You did not have to worry about getting into a traffic jam when leaving Wallace Wade Stadium this past Saturday. The few people who were actually in the stands in cold and windy weather were gone well before the fourth quarter began and who could blame them?
Duke was a 10 point favorite over a Syracuse team seeking their first win but lost the contest, falling to 4-6 on the season with two games remaining on the schedule. But they lost by a score of 49-6 and my guess is that no team which has been favored by double-digits has been defeated so soundly anywhere in the nation all season long.
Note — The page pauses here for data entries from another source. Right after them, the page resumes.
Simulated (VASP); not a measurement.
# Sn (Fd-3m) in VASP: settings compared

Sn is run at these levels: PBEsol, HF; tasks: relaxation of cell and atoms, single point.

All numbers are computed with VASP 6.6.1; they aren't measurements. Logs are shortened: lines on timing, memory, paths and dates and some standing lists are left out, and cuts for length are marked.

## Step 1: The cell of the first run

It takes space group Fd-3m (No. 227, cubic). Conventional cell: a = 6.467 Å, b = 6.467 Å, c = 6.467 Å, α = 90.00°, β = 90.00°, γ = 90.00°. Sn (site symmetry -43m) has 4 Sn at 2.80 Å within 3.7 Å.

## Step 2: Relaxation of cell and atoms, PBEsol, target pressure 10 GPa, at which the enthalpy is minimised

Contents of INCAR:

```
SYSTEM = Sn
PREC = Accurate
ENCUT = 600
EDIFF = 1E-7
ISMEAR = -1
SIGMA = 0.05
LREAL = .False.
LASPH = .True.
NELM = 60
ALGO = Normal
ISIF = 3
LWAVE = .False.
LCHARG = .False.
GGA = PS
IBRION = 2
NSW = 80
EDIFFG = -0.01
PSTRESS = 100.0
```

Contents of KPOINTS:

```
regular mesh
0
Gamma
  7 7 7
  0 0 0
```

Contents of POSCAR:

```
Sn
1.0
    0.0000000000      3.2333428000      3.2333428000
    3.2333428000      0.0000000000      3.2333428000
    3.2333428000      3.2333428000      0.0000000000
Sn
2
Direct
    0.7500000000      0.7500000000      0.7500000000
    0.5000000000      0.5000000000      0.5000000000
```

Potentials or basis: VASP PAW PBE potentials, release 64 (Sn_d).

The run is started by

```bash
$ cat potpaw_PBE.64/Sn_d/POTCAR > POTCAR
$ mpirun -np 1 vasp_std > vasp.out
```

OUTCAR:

What we saw was an epic collapse and the team went off the rails in ways that has everyone asking questions. Now, those questions are nothing new. I do not have to mention what they are, for everyone who follows the team knows and has heard them for a while now.
Those questions came rushing back on social media and from anyone who saw the game yesterday. And if you were able to sit through the entire affair, you have hereby been dubbed the fan of the year.
The Duke offense was a punchless mess. There was a timeout on third and long earlier in the game with the score at 0-0 when Duke elected to run the ball, which led to a missed field goal and that set the tone.
In hindsight, it is easy to say Duke maybe should have thrown the ball, for they would not get many more chances in scoring position. But many did not need hindsight to see this was a drive wasted going for the safe points as the team is suddenly allergic to the endzone.
Maybe, the decision-makers did not realize that Duke was about to be rolled over and abused until games end by a Syracuse team that seemed hungry, better prepared and that wanted to be on the field. The Orange beat Duke more soundly than did Alabama in the opener or Notre Dame a week ago.
The problem here is nobody will mistake Syracuse football with the two aforementioned blue-blood programs. They were winless and let up 70 plus points to Maryland and, after that, every ACC team had their way with one obvious exception.
Yes, Duke has had some injuries, but that is a part of the game. There are just no viable excuses as to why the offense has become predictable to the point where every team prepares well for them as the season wanes on.
There are many more issues. Duke has not been coming out of the locker room adjusted and prepared. Their confidence is so thin, that an untimely bounce of the ball on an interception looks like it takes the wind out of their sails, creating the impression of a very fragile mental state.
It is hard to keep throwing dinks and dunks passes when the other team stacks the front. With so much traffic there, turnovers will happen. Just ask anyone who watched the Blue Devils commit three consecutive turnovers to start the second half, which all led to Syracuse touchdowns.
I personally picked Duke 5-7 at the start of the season. In some ways, I saw struggles coming. There were plenty of question marks and a brutal schedule and a quarterback going down they wanted to develop. But the team played well enough to create hope and expectations early in the season.
It is hard to fathom what has happened since Duke soundly defeated Virginia Tech on the road. The two teams went in different directions and that is what makes the latest result dumbfounding in nature.
Virginia Tech can win the Coastal by winning out. Duke has found itself looking like a team wanting to throw in the towel on the season of late.
The loss made several people bring up the collapse against Wake Forest a season ago. Duke was a mild favorite at home in that game only to lose in epic fashion on their own turf.
But Wake Forest was a bowl-bound team and that is not the case with the Orange, who were reeling most of their season before finding optimal success in Durham.
The reality is that the loss to Syracuse this season is more disturbing than the one to Wake a year ago.
One thing is certain, though. Between now and before next season the staff needs to take a good look at how they are doing things on the offensive side of the ball.
It would seem that a lot of problems start there. If you cannot control the clock a bit and put your defense in a good position then this backward spiral will continue.
Perhaps if there is an effort to fix one of the glaring weaknesses in the team of late, solutions to some of the other problems will start to fall into place.